Box Office Review

STRANGERS
…. ON A TRAIN …….. NOT REALLY!
By Vishal Verma

Rating:

Same to same as far as the concept is concerned. Remember Alfred Hitchcock’s interesting but largely forgotten 1951 thriller ‘Strangers on a Train’ starring Farley Granger & Robert Walker?

Ditto! The idea and the plot is the same, the tennis star becomes a management giant Mr.Rai (Khoya Khoya Menon) and a psychotic mothers boy becomes a psychic writer Rahul (Jimmy Shergill – strictly okay) they meet in a business class compartment of a train traveling from Southampton to London and exchange murders of their estranged wife’s.

So far the same and fine. After wards, it fails to register any thrills and draws cold especially in the post interval session. Kay Kay‘s involvement with the writers wife Preity (Nandana Sen – well done) is far stretched and when the drama is about to take place you have already counted your yawns. The plot becomes similar and fails to spring any surprises in the end.

There are some flaws in the script like the character of Preity, which is hard to digest, she is a woman who is not happy with her husband but she readily makes herself available to others. Sonali Kulkarni is reduced to deliver 2 lines again and again ‘ hawan hai, ho sake to aap aa jana”.

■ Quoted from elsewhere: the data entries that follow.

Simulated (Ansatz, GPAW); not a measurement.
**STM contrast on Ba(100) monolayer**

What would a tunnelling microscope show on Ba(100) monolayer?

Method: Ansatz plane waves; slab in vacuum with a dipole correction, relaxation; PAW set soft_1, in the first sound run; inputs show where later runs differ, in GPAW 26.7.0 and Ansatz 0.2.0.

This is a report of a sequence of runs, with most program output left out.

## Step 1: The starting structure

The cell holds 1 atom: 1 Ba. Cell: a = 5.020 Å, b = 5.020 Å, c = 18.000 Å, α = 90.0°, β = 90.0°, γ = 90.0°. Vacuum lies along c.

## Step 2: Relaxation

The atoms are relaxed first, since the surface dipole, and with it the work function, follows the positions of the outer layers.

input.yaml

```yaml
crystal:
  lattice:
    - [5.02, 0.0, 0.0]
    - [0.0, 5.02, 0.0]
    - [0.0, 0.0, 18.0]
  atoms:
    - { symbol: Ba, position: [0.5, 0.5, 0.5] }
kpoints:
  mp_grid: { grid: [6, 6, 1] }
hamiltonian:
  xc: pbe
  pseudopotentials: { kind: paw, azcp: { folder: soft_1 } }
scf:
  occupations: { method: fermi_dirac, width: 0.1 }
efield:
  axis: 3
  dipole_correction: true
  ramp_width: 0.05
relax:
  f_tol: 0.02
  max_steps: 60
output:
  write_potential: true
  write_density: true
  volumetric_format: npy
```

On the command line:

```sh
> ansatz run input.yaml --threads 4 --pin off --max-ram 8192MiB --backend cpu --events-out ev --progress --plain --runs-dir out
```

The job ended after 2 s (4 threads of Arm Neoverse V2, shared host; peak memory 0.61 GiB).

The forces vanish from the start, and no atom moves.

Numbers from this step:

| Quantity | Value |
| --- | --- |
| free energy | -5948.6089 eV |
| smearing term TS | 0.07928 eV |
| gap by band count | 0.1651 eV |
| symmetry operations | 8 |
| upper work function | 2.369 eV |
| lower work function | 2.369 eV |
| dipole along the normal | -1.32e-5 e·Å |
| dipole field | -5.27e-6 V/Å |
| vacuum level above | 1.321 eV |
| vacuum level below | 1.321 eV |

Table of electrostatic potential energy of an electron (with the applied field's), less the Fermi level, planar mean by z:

The flick starts with a promise, the scarcely populated railway platform, and a guy in long overcoat and a hat walks down, boards a smoke friendly train and finds some unattended baggage in his neighboring seat. – True Hitchcock ishtyle but only till there.

Afterwards the debutant director Anand L Rai gets hooked by the splendid photography by Manoj Gupta and forgets to deliver the thrills. Though the movie is well shot and slickly photographed.

‘Strangers’ is a complete stranger to the kind of thrills that the master storytellers like Hitchcock and co. provide. In fact the second half is a ‘yawnger’.